Subject: Re: PnP weirdness
To: Lennart Augustsson <augustss@cs.chalmers.se>
From: Michael Graff <explorer@flame.org>
List: tech-kern
Date: 07/29/1998 11:21:23
Lennart Augustsson <augustss@cs.chalmers.se> writes:
> So what is supposed to happen when you claim to have a PnP aware OS?
> Should BIOS stop configuring PCI devices? That sounds like a
> violation of the spec.
Bingo.
I think the whole "PnP aware OS" thing is a crock. Either the BIOS
does it, or every OS has to, and the BIOS is the right place for PCI,
where it is hard to find cards that will conflict.
With ISA PnP, however, that tends to change... Some BIOS cannot
handle ISA PnP, while others do it wrong, ignore conflicting cards, etc.
Some even do worse, and allow cards to conflict.
Do we need code to initialize a PCI bus? Sure, it'd be cool, but not
for machines with a firmware/BIOS that can do it. Do we need code that
will _correctly_ configure ISA PnP cards? Yes. Should our code _first_
look at the BIOS configuration info? Yes. Do we do that? No.
That is, for instance, why my PnP modem breaks.

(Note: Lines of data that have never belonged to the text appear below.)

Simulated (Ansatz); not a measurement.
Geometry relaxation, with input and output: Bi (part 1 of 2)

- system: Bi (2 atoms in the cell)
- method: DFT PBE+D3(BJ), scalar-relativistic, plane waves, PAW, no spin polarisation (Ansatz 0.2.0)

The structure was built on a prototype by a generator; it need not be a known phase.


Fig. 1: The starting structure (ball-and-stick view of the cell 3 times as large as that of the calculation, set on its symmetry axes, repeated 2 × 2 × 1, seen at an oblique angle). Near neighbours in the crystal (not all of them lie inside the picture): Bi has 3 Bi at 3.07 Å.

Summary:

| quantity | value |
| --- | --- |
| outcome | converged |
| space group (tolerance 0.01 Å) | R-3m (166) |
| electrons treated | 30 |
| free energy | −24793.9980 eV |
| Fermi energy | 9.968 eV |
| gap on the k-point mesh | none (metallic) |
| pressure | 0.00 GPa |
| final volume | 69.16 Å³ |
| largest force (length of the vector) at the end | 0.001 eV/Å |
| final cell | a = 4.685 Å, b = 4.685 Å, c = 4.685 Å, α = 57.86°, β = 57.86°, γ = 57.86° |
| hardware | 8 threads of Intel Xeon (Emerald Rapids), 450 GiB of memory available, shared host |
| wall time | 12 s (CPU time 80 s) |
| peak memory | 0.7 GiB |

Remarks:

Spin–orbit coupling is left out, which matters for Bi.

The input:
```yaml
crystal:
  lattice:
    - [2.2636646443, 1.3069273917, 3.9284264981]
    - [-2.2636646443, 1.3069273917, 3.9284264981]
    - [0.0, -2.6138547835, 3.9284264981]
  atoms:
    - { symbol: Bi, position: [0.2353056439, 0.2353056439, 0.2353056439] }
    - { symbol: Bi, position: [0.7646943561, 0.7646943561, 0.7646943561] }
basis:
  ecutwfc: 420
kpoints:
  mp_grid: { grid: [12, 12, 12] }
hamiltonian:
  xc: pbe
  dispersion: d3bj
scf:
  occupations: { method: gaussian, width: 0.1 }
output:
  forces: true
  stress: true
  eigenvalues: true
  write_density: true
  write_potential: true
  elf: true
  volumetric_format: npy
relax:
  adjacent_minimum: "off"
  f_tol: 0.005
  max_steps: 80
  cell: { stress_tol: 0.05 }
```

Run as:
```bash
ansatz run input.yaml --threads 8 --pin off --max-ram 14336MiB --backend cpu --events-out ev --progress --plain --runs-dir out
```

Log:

The BIOS configures it at com2's address. NetBSD finds it on the ISA
bus (which it is, of course) at com2's address. Then ISA PnP
comes along and resets all the cards. My modem is lame, and _has_ to be
at com2's address. So, ISA PnP fails to configure it -- something else
is already there -- and now the modem is in a reset state, and any access
to /dev/tty01 (say, the ttyflags in /etc/rc) locks the machine up tight.